OECD releases India Stage 1 peer review report on BEPS Action 14

Executive summary

On 24 October 2019, the Organisation for Economic Co-operation and Development (OECD) released the sixth batch of peer review reports (the Report1) relating to the implementation of the Base Erosion and Profit Shifting (BEPS) minimum standard under Action 14 (Making Dispute Resolution Mechanisms more effective). The Report covers eight countries, including India.

Overall the Report concludes that India meets half of the elements of the Action 14 minimum standard. India is now working to address several of the noted deficiencies. To be fully compliant with all four key areas of an effective dispute resolution mechanism under the Action 14 minimum standard, India needs to amend and update a certain number of its tax treaties. This is expected to take place either through the Multilateral Instrument (MLI) or via bilateral negotiations. India also has in place a bilateral Advance Pricing Agreement (APA) program, which enables taxpayers to obtain rollback of the APA.
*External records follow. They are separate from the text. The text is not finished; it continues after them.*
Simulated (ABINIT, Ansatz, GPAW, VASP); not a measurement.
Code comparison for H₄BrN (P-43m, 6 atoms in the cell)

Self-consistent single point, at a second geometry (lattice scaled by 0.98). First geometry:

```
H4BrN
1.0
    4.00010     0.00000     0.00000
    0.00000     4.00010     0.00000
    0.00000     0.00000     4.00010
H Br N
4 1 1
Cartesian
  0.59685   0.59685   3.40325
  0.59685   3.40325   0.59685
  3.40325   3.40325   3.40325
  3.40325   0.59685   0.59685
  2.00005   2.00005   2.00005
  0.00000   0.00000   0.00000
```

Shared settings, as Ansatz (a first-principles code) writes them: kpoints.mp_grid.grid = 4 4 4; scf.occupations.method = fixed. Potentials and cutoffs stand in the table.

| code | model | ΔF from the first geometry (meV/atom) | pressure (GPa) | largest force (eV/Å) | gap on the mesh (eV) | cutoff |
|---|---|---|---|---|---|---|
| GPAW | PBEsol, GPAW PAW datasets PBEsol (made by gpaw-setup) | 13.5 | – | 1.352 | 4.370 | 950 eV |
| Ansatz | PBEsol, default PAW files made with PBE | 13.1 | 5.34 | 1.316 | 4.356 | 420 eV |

India provides access to the Mutual Agreement Procedure (MAP) in all transfer pricing (TP) cases and cases concerning application of treaty anti-abuse provisions. However, it does not provide access to MAP for issues that do not give rise to double taxation. Further, for cases concerning the domestic anti-abuse provision, discussions during the MAP will focus on elimination of double taxation arising from such application. The Report also notes that India does not have in place a documented bilateral consultation or notification process for situations where its Competent Authority (CA) considers the objection raised by taxpayers in a MAP request as not justified, although India intends to implement such process. India also has not yet issued comprehensive guidance on its MAP process; but expects to do so shortly. The Report highlights the absence of coordination between the MAP and India’s domestic tax law appeal process which may sometimes make the MAP ineffective. The Report suggests the need for India to allocate additional resources to the MAP program to accelerate the resolution of MAP cases. The Report also provides insights into some of India’s positions and approaches on MAPs/ bilateral APAs. On the arbitration clause, India has reported that it does not support the inclusion of arbitration in tax treaties as a final stage to the MAP process since India believes that such processes are against a jurisdiction’s sovereignty in tax matters.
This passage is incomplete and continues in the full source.